Union and multinational trade political blows over North Boats service

The North Boat service has become the latest battleground for a political fight between the Rail, Maritime and Transport (RMT) union and Serco, the multinational transport and services firm chosen by the Scottish government to operate it from May.

Days after declaring it would ballot ferry workers who stand to have their pensions cut back on strike action, RMT general secretary Bob Crow claimed there was a £107 million “black hole” at the financial heart of the contract. The stated value of the six-year contract on the London Stock Exchange is £350 million while the Scottish government has it at £243 million.

The difference is explained by the revenue from fares and freight charges, which are set by the Scottish government and to which there will be no change until January.

But Mr Crow chose to make political capital out of the difference. He said: “This whole botched privatisation plan has been a shambles from start to finish and RMT demands to know why a contract that the politicians said is worth £243 million has been ramped up by the company to £350 million on the Stock Exchange.

“This isn’t small change down the back of the sofa, it’s £107 million and the taxpayers and ferries staff have a right to know just what is going on here. It stinks of the usual capitalist chicanery but it’s down to the politicians now to explain this one and it reinforces our case for binning this whole deal.

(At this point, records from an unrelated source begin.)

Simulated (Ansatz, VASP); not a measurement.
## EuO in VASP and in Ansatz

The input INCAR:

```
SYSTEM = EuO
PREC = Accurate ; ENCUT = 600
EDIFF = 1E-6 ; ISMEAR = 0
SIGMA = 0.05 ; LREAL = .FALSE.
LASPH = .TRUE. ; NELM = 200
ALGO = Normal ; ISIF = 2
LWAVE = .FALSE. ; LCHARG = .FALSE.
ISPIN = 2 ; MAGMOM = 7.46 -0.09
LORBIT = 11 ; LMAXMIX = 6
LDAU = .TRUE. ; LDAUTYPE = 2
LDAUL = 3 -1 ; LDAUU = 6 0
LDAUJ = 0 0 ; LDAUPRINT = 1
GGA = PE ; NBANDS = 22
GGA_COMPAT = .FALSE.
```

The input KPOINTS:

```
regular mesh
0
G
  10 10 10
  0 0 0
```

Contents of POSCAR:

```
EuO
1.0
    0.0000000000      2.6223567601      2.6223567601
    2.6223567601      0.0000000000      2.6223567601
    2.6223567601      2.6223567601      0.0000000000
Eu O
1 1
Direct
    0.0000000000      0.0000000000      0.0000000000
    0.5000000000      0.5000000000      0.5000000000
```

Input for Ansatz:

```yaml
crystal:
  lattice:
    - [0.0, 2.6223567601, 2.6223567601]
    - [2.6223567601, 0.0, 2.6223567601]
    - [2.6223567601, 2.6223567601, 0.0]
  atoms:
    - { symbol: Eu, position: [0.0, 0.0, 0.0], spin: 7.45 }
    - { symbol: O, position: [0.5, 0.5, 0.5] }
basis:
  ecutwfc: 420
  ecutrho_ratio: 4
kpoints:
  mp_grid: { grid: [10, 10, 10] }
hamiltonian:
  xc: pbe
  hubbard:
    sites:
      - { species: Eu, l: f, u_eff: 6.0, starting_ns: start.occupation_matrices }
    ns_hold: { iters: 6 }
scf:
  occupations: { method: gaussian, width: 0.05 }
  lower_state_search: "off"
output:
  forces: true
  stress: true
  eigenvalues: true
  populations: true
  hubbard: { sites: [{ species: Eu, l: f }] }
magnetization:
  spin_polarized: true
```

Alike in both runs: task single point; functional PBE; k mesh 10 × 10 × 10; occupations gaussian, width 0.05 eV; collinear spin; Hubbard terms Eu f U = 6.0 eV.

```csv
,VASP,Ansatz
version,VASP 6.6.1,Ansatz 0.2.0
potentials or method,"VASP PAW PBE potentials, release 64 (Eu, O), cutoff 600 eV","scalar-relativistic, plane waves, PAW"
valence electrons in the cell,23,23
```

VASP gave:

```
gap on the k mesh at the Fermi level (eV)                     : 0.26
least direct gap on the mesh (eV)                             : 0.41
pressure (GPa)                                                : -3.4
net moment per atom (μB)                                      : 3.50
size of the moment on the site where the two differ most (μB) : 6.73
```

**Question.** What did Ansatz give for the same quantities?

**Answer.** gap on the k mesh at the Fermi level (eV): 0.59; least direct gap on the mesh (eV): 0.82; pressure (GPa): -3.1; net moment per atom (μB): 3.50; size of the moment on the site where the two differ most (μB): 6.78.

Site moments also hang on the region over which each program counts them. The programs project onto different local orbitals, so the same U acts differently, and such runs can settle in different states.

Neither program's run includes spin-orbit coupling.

“Add the fact that Serco are looking to rip up long-standing pension commitments to the staff who deliver these lifeline services and as RMT always said you can see that this northern ferries stich-up is about maximising profits at the expense of services, fares and the workforce.”

In response, Serco said it had been transparent about the value of the contract.

A spokesman said: “Serco will work in partnership with local stakeholders and with Transport Scotland to improve service standards by more effectively meeting the needs of islanders, businesses and the increasing number of visitors to the Northern Isles whilst delivering better value for money for the taxpayer.”